From Rodney’s “How Europe Underdeveloped Africa”
Making Sense
“The more confident you are of your ability to resist dehumanization, the more vulnerable you are likely to be to its uncanny power” — David Livingston Smith, On Inhumanity
Living in DC is a transforming experience, and I am grateful that it would happen that I could live here. It’s a small planet in many ways.
Being one who wants to understand themselves in the context of small planets, and as someone who sees this work as essential for living a good life, it was inevitable that I would end up reading Walter Rodney’s How Europe Underdeveloped Africa.
To be frank, this book is a masterclass in research and skillful writing such that he was able to pack so, so much information into every sentence. It is dense with context and history. This was a big read that I started in the fall of 2022 and just finished in February of 2023.
This book is worth the read for many reasons, but I want to put forward a candid moment where I had a moment of realization. Overall, I simply mean this to be a sample of what it can look like to do the work of seeing themselves within a racial, historical context.
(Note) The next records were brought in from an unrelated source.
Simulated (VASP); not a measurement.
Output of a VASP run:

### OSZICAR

The book gives great detail to the Trans-Atlantic Slave Trade, specifically to demonstrate how the slave trade created an environment and infrastructure such that the colonization of Africa would be possible.
In the labor of setting up this context, he wrote:
“Occasionally, it is mistakenly held that Europeans enslaved Africans for racist reasons. European planters and miners enslaved Africans for economic reasons, so that their labor power could be exploited. Indeed, it would have been impossible to open the New World and use it as a constant generator of wealth, had it not been for African labor…having become utterly dependent on African labor, Europeans at home and aboard found it necessary to rationalize that exploitation in racist terms as well” (103).
I set the book down after reading this. It is a crucial level of clarity.
The insight here is around the difference between what is racism and when is racism. The mass-generational-atrocity of the Trans-Atlantic Slave Trade is undeniably evil, and for that understanding I had not questioned it any further. The answer is obvious, and I did not see the room to wonder how exactly it was evil.
Along with clarifying the wealth generated through the slave trade, this entry shows when racism takes place: it was the justification.
I mean to draw attention to the difference Rodney pointed out. Racism is not necessarily something so overt and obvious but something that occurs in the functionally-innocent-enough space for reasoning, unguarded from bias but protected by the mantra of “makes sense.”
It is the “makes sense” of a situation that ought to be questioned. What things are at work that are making that sense?
Common sense is a helpful tool for many things, but it does deserve pause from time to time. I think we are all ethically bound to make time for this essential work. The insight I gained from reading that passage helped clarify where I can improve and should stay vigilant, as much as anyone else.